Dennis Boone writes:
The page says
that Joe "was exposed to UNIX on the Honeywell 516
machines in the early 1970s." This seems wrong to me. We did have a
516, but it ran an experimental virtual memory system called 516-TSS.
I lived on this system and still have some of the octal instruction
opcodes burned into my brain-ROM.
As a Prime 50-Series buff, I'd be interested in knowing more about this
516-TSS. Pointers appreciated, if there are any bits, documentation, or
war stories lurking about.
De
Well, if I could find my org chart I would probably find it with the 516-TSS
docs. Here's a little bit of what I can remember...
Our machine had a whopping 12K 16 bit words of core memory, and a 500K disk.
I think that at some point we added another 4K of expensive but faster DRAM.
This sticks in my mind because it was fragile, and when we moved from building
2 to the newly constructed building 7 someone in the group decided to hand-carry
the memory but got caught by the union movers who lectured him on taking food
out of the mouths of their families.
I believe that much of the work on 516-TSS was done by Carl Christensen and
Heinz Lycklama. Since Heinz is still alive you could ask him if he remembers
anything about it.
The 516 architecture included an index register. This was used as the base
address register for the VM system. I recall that there were special acrobatics
that I had to go through if I actually needed to use the index register, probably
involved turning off interrupts or something.
The system was multi-tasking, and was the main machine that the explorer scouts
used. This is how I got involved before my youthful exuberance and the fact that
I was cutting school and hitchhiking up to the labs so that I could play with it
on non-scouting days got me hired.
The coolest thing about the system was "the loop" which I think was designed by
Dave Weller and Sandy Fraser. It was an early LAN. I remember that it had special
repeaters using the hot tech of the time, 74S00s. Since it was a loop configuration
everyone had in and out jacks in their offices and labs. When it was meeting time
and people weren't showing up Joe would unplug his to take the network down. I also
remember one day when the error rate went through the roof; turned out some guy in a
lab down the hall left some cover off of his cyclotron. Comforting.

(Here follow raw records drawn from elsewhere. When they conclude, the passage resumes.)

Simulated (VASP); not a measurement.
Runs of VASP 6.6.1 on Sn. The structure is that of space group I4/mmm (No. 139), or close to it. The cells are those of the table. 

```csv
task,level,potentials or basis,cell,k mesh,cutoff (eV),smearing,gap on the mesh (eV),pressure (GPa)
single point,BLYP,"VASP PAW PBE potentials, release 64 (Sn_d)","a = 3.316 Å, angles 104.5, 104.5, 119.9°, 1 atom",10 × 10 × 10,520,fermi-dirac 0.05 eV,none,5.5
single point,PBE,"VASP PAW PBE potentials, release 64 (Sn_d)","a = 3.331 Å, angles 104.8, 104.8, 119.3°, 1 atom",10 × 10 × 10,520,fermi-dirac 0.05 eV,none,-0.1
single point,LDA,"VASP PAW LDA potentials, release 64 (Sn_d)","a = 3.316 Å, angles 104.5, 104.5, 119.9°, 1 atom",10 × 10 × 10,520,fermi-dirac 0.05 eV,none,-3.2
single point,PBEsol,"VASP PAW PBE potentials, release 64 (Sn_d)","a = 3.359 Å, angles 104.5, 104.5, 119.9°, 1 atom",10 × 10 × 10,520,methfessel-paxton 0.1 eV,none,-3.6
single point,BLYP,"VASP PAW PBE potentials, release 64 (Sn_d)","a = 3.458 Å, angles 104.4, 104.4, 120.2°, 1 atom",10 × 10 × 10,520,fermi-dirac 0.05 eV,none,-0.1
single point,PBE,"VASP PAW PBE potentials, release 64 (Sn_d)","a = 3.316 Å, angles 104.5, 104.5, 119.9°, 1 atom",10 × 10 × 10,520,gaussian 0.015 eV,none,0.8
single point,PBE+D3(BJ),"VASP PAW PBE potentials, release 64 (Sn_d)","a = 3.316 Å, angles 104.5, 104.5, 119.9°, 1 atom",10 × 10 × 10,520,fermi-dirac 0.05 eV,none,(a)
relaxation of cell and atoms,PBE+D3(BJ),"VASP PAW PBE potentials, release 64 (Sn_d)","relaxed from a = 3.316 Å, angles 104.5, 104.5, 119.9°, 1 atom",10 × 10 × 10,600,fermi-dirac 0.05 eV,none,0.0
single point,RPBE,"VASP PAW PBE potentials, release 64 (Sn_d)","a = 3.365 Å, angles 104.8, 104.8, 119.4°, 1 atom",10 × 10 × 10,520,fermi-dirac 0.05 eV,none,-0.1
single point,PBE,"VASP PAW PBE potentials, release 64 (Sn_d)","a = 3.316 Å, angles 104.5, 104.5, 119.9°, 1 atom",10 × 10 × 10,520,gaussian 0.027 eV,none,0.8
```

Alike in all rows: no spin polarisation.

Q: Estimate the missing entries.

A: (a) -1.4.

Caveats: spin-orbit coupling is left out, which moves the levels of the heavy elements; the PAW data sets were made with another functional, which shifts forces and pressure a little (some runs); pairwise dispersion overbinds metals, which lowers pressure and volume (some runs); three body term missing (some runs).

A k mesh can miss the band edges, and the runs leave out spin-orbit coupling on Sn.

One of the main things on the loop were the Glance-G graphics terminals, an early
vector graphics display. That's what I was working on. If I remember correctly
they had 74S181 bit slice ALUs and 1101 DRAMs. Lots of cool stuff was done on them
including graphics editors, a display that showed the phone network routing around
faults which, of course, it no longer does. The graphics that I did was used by
Jim Kaiser for his digital filter work.
I have some really vague memory of a Glance-G in the UNIX lab.
Some other departments had their own systems. I eventually moved to area 20 to
work on a 516-TSS based integrated circuit test system where we had things like
wafer steppers and measurement equipment on the loop. The main high-level language
on the system was called FSNAP, where the F was for floating point and SNAP was from
the SNAP language. I remember adding pseudo-codes and statements to the language to
support IC test.
Other than that the system was nothing special. Only had a single-level file system.
It was a great system for me a the time, but once we got our PDP-11 and UNIX I
didn't
look back.
Oh, and we had a facility that let a modem on our system call the computer center to
submit printer and card punch jobs and such. It had the ability to get called back
if we submitted compute jobs. This may have been the predecessor to the UNIX gerts
command.
There's a special place in my heart for the computer center calling facility. I had
finished up a large project and sent the whole thing up to the computer center to get
it all printed and cards punched. I had sent so much stuff that I really annoyed the
summer student who was working in the computer center. We spent a lot of time together
after she calmed down. I tracked her down a few years ago and we're still friends.